When you go to the trouble of determining a rule to get you through a poker tournament (or life), follow it. If you can't follow it, find a better rule.
One of my rules for no-limit hold'em tournaments is that I will call up to 7 percent (call it one-fifteenth) of my stack with a pocket pair. That is because flopped sets are so hugely valuable in no-limit hold'em. Let me provide a fairly famous example from the World Series of Poker in 1993. During the final event, they were down to three players: Jim Bechtel, John Bonetti, and Glenn Cozen. Cozen was desperately short-stacked and almost sure to go out third at any moment. Then, Bonetti and Bechtel got into a pot with a flop of K-6-X. Bonetti had A-K and had flopped top pair, top kicker, but Bechtel had flopped a set of sixes. All the money went in, Bonetti busted out, and Cozen had sneaked into second place. The point is that sets are supremely valuable because they're so well-hidden. They are the sort of hand with which you can double through an opponent, and be almost certain that you have the best of it when the money goes in.
This brings me to two huge mistakes I made in the last couple of days. Both involved pocket pairs.
In the first, I was in the big blind with pocket threes. The blinds were $10-$20, and I had about $1,000 in chips. I was looking forward to checking and seeing a free flop, but then there was a raise to $80. It was a big raise – four times the big blind. Without thinking, I clicked the fold button, and within nanoseconds of clicking the button, I realized my mistake. It wasn't $80 to me, it was $60 to me – which was comfortably within my calling rule range (15 x $60 = $900). Of course, as John Lennon predicted, my punishment from the universe was quick and sure. The flop came K-8-3. The two players in the pot immediately went all in, A-K vs. K-J. Had I been in there, both of them would have been in huge trouble. And I had every reason to be in that pot.
The second mistake happened the next day in a very similar situation, and that's what makes it so embarrassing. I had pocket deuces in middle position and was hoping to limp in for $30 (the big blind). There was a healthy raise in front of me to $90. Frankly, I just wasn't paying attention. I had visualized in my head calling the $30, and when the raise occurred, I just stopped thinking. "Oh – a raise – I can't call now." I didn't bother to think that I had $1,500 in chips. Again, I should have called (15 x $90 = $1,350). Now, it's important to realize that I should have called no matter what the flop was. Remember, correct play is in the windshield, not the rearview mirror (hey, nice phrase – I'll have to remember that). But again, the universe wasted no time in smacking me upside the head with a deuce on the flop. I can't tell you what else happened, because, well, I was too busy smacking myself (on the forehead).

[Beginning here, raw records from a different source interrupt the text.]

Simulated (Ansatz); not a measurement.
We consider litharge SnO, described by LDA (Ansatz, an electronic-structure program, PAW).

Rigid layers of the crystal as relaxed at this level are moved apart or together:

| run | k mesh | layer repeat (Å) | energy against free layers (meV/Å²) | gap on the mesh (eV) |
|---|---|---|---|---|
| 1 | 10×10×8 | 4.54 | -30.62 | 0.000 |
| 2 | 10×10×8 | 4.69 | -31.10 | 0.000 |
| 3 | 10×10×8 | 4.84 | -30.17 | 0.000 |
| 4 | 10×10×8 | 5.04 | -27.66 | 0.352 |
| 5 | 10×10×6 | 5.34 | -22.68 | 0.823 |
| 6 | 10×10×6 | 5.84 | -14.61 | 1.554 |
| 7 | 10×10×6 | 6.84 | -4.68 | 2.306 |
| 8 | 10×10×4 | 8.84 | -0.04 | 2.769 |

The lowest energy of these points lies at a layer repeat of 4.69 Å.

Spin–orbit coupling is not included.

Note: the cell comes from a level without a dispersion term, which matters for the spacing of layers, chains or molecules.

By the way, it's worth noting that when following the 7 percent rule, you need to adjust for your opponents' stack sizes, too. That is, if your opponents are short-stacked, you don't have the implied odds to call with a small pair; you can't win enough chips to justify your investment if you do flop a set. You also have to, at least theoretically, consider the possibility that you'll flop a set and it will be no good. I remember somebody commenting about a particularly tough player in the WSOP: "If the money is deep, and he gets all of it in the middle, top pair is no good." Fortunately, that is simply not true for online sit-and-go tournaments. Because players are so willing to commit all of their chips with only moderately good hands, if you flop a set, you can almost always get full value for it. Exactly how to do that will be the topic for another discussion. But there will be plenty of times when you'll be calling all in rather than raising all in with what is almost certainly the best hand. Poker doesn't get much easier than that.
But, of course, none of that good stuff will happen if you don't follow the rules that you've set for yourself, and I encourage you to follow this one – even if it requires thinking, paying attention, and doing some simple math.
… gonna knock you right on the head.